You can get past these troubles by going to Preferences > Publish settings and activating Restrict keyboard tabbing to slide items only. Learners who depend on screen readers or keyboard navigation will have no access to the table of contents, but it’s not useful to them.

Buttons

For this test, I put together a slide that uses every button type in Captivate. I did not use click boxes. A button passed if I could tab to it and press Enter to activate it. It failed if I had to do any kind of workaround to get the button to work or if it did not work at all.

Captivate 7

Both JAWS 16 and JAWS 2019 behaved identically in this test.

  • Image Button – Failed. Required Shift + Enter to activate while JAWS was active.
  • Text Button – Failed. Required Shift + Enter to activate while JAWS was active.
  • Transparent Button – Failed. Required Shift + Enter to activate while JAWS was active.
  • Smart Shape Button – Failed. Required Shift + Enter to activate while JAWS was active.

It’s also worth noting that the visual indicator for selected buttons is hard to see in IE11, making keyboard navigation extremely difficult for a sighted user.

Captivate 2017

  • Image Button – Failed. Required Shift + Enter to activate while JAWS was active.
  • Text Button – Failed. Required Shift + Enter to activate while JAWS was active.
  • Transparent Button – Failed. Required Shift + Enter to activate while JAWS was active.
  • Smart Shape Button – Failed. Required Shift + Enter to activate while JAWS was active.
  • Buttons States. Failed – Required Shift + Enter to activate while JAWS was active.

Captivate 2019

  • Image Button – Success.
  • Text Button – Success.
  • Transparent Button – Success.
  • Smart Shape Button – Success.
  • Button States – Success but didn’t reliably read the new state.
  • Picture as Button – Failed. I could not get this to work with the keyboard.
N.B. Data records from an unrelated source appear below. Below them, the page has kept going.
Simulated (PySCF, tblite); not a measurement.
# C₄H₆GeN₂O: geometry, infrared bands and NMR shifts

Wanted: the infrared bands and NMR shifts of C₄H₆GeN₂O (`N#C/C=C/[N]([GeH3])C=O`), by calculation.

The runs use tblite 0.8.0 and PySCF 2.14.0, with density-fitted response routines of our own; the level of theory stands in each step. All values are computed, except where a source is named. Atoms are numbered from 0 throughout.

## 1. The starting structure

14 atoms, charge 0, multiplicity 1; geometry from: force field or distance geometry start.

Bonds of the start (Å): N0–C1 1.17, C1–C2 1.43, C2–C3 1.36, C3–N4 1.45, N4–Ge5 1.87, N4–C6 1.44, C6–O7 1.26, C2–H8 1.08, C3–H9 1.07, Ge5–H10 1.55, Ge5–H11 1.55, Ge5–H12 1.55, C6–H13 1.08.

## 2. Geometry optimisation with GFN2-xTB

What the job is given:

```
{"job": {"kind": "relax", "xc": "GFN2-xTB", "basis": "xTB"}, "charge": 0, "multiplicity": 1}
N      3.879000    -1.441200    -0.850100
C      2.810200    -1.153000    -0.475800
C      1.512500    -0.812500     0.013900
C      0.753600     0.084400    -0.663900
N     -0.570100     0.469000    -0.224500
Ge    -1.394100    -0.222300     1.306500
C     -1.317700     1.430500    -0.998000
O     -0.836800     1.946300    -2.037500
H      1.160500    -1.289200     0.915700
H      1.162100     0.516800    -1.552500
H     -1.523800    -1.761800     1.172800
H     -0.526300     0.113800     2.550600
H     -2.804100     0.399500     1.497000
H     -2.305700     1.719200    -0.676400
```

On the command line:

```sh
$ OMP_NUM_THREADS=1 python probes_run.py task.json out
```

In these tests, Captivate 2019 with JAWS 2019 was the clear winner. It was the easiest to navigate by far, but there are still some issues with using a picture as a button and successfully reading different text in other button states.

Text Entry Boxes

Text Entry Boxes (sometimes called TEBs) are very problematic from an accessibility perspective.

For this test, I had a single Text Entry Box on a slide with a Submit button. The slide passed if I had no problem hearing slide text, using the TEB and getting off the slide. It could partially pass if everything worked with coaxing. It failed if I got stuck on this slide or could hear no other content.

  • Captivate 7 – Partial Pass. The TEB hijacked the screen reader. I had to press the up arrow a few times to get it to read slide content. The Submit button worked with Enter. I had the same results in JAWS 16 and JAWS 2019.
  • Captivate 2017 – Fail. JAWS read nothing but the TEB. The Submit button worked with Enter.
  • Captivate 2017 – Fail. JAWS read nothing but the TEB. The Submit button worked with Enter.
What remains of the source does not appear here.